By Jayanta Kumar Sarma
“Conservation is a state of harmony between man and land”
– Aldo Leopold
Nature conservation on principle pleads for protecting and nurturing natural resources, associated ecosystems and biodiversity with its value of physical quantity and parameters. On the other hand livelihood means making a living, it covers fulfilment of basic necessities of life; which incorporates security of food, shelter and clothing along with health and education. The growing pressure of population on natural resources, emerging environmental degradation, environmental and manmade externalities pose threats to the livelihood of the larger section of the ‘Eco-system People’ (1) of the globe.
Therefore, along with the thought of Sustainable Development, concept of Sustainable Livelihood appeared. To define the concept of sustainable livelihood Chambers and Conway (1992) stated that “a livelihood comprises the capabilities, assets and activities required for a means of living. A livelihood is sustainable when it can cope with and recover from stresses and shocks and maintain or enhance its capabilities and assets both now and in the future, while not undermining the natural resource base.” This framework proposed the state of the natural, physical, human, social and financial assets and its capabilities are the fundamentals of sustaining livelihood in present and future context.

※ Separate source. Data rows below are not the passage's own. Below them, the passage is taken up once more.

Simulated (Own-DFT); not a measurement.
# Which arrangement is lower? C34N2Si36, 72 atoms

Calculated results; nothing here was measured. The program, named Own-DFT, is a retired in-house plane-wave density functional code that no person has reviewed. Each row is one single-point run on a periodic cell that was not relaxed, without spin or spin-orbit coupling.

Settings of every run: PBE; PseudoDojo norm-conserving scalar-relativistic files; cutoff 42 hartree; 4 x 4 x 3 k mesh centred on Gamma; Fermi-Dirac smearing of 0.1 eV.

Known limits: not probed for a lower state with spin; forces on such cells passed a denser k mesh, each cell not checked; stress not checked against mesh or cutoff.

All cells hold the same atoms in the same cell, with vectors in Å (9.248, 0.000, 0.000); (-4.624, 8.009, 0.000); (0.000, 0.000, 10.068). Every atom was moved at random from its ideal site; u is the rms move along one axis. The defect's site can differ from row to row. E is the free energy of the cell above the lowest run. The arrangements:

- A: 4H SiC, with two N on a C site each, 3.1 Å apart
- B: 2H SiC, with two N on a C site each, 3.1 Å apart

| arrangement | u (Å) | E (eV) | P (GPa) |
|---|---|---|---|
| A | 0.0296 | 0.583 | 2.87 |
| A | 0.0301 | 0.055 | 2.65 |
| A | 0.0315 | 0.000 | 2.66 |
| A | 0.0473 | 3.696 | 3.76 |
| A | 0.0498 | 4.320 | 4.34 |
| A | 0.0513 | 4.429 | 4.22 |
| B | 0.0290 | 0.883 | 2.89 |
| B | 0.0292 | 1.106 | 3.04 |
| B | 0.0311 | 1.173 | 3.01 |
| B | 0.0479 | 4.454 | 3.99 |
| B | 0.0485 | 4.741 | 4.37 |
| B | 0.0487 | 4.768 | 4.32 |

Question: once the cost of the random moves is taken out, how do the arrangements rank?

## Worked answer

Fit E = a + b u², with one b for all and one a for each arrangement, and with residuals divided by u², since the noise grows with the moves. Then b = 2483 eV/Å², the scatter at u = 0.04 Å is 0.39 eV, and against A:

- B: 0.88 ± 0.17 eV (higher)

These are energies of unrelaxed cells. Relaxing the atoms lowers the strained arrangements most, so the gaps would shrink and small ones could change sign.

However, livelihood security and economic wellbeing also directly affected forestland use practices and biodiversity conservation (Burner et al, 2001; Geist and Lambin, 2002). Particularly, the situation of livelihood of people living in the fringe villages of the Protected Areas having different dimension of stress and shocks which always pose threat to sustain livelihood. Livelihood and food security of fringe villagers of protected area is a question of ponder (Siebert S.F., Belsky J.M., 2002). There is a growing debate on livelihood security and conservation of wildlife, question arises about environmental goals of protected areas (PA) compatible with poverty alleviation goals, particularly in the context of developing countries (Adams et al., 2004). On the other hand there is a widespread focuses on conservation policy to avoid destabilization of way of life of the people, other way, better to contribute for elevation of human means for living through poverty alleviation (CBD, 2008). Therefore alternative paradigm of integrated conservation and development projects was evolved with focuses on establishing linkage between conservation and livelihood objectives (Salafsky Nick and Wollengberg Eva, 2000; Clements Tom, SuonSeng, 2014). In this context a new approach of ‘Conservation Livelihood’ is developed, which is a synthesis of conservation and management of natural assets including wildlife with sustainable development ensuring means of leaving to the people.